In [1]:
import os, pickle, gc

import numpy as np
import pandas as pd

from tqdm import tqdm

from collections import defaultdict, Counter
import cudf, itertools

from pandarallel import pandarallel
pandarallel.initialize()

INFO: Pandarallel will run on 12 workers.
INFO: Pandarallel will use Memory file system to transfer data between the main process and workers.


In [2]:
class config:
    data_path = '../data/'
    local_validation = False
    validation_path = '../data/local_validation/'
    train_file = 'train.parquet'
    test_file = 'test.parquet'
    test_labels_file = 'test_labels.parquet'
    n_session_samples = 100
    n_most_common = 50
    debug = True

In [3]:
if config.local_validation:
    train = cudf.read_parquet(config.validation_path + config.train_file)
    test = pd.read_parquet(config.validation_path + config.test_file)
    test_labels = cudf.read_parquet(config.validation_path + config.test_labels_file)
    data = cudf.concat([train])
else:
    train = cudf.read_parquet(config.data_path + config.train_file)
    test = cudf.read_parquet(config.data_path + config.test_file)
    data = cudf.concat([train, test])    

In [4]:
if config.debug:
    data = data.sample(frac=0.02, random_state=42)

In [5]:
type_labels = {'clicks':0, 'carts':1, 'orders':2}
type_weight = {0:1, 1:6, 2:3}

### Create co-visitation matrix on GPU using CuDF

### Carts Orders Co-visitation Matrix

In [6]:
version = 1
data_copy = data.copy()
data_copy = data_copy.set_index('session')
sessions = data_copy.index.unique()

# print len of sessions
print(len(sessions))

chunk_size = 100_000

tmp = list()
for i in tqdm(range(0, sessions.shape[0], chunk_size)):
    df = data_copy.loc[sessions[i]:sessions[min(sessions.shape[0]-1, i+chunk_size-1)]].reset_index()
    df = df.sort_values(['session','ts'],ascending=[True, False])

    # USE TAIL OF SESSION
    df = df.reset_index(drop=True)
    df['n'] = df.groupby('session').cumcount()
    # take only the first 30 rows (tail) of each session
    df = df.loc[df.n<30].drop('n', axis=1)

    # CREATE PAIRS
    df = df.merge(df,on='session')
    df = df.loc[ ((df.ts_x - df.ts_y).abs() < 24 * 60 * 60) & (df.aid_x != df.aid_y) ]

    # ASSIGN WEIGHTS
    df = df[['session', 'aid_x', 'aid_y','type_y']].drop_duplicates(['session', 'aid_x', 'aid_y'])
    df['wgt'] = df.type_y.map(type_weight)
    df = df[['aid_x','aid_y','wgt']]
    df.wgt = df.wgt.astype('float32')
    df = df.groupby(['aid_x','aid_y']).wgt.sum()

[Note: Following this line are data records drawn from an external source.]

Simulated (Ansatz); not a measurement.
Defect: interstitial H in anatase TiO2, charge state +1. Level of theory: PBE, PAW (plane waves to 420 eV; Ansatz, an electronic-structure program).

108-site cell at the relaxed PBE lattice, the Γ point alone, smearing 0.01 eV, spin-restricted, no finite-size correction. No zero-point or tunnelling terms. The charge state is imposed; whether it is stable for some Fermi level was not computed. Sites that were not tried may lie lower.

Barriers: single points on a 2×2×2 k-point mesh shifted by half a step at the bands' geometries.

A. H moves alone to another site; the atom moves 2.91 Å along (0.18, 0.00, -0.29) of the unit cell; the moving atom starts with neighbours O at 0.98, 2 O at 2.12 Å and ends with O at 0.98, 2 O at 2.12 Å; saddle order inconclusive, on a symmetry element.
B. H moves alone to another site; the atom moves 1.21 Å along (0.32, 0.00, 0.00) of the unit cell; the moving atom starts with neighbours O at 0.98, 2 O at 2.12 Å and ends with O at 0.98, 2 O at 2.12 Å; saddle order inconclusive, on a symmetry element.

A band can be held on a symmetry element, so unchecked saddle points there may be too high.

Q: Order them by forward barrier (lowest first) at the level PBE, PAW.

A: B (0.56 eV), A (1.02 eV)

    tmp.append(df.reset_index())

    del df
    gc.collect()

tmp = list(map(lambda x: x.to_pandas(), tmp))
tmp = pd.concat(tmp)

# CONVERT MATRIX TO DICTIONARY
tmp = tmp.sort_values(['aid_x','wgt'],ascending=[True,False])
# SAVE TOP 40
tmp = tmp.reset_index(drop=True)
tmp['n'] = tmp.groupby('aid_x').aid_y.cumcount()
# we only select 15 products for each aid_x
tmp = tmp.loc[tmp.n<50].drop('n',axis=1)
# SAVE TO DISK
df = tmp.groupby('aid_x').aid_y.parallel_apply(list)
with open(config.data_path + f'top_15_carts_orders_v{version}.pkl', 'wb') as f:
    pickle.dump(df.to_dict(), f)

14571582


100%|██████████| 146/146 [01:09<00:00,  2.10it/s]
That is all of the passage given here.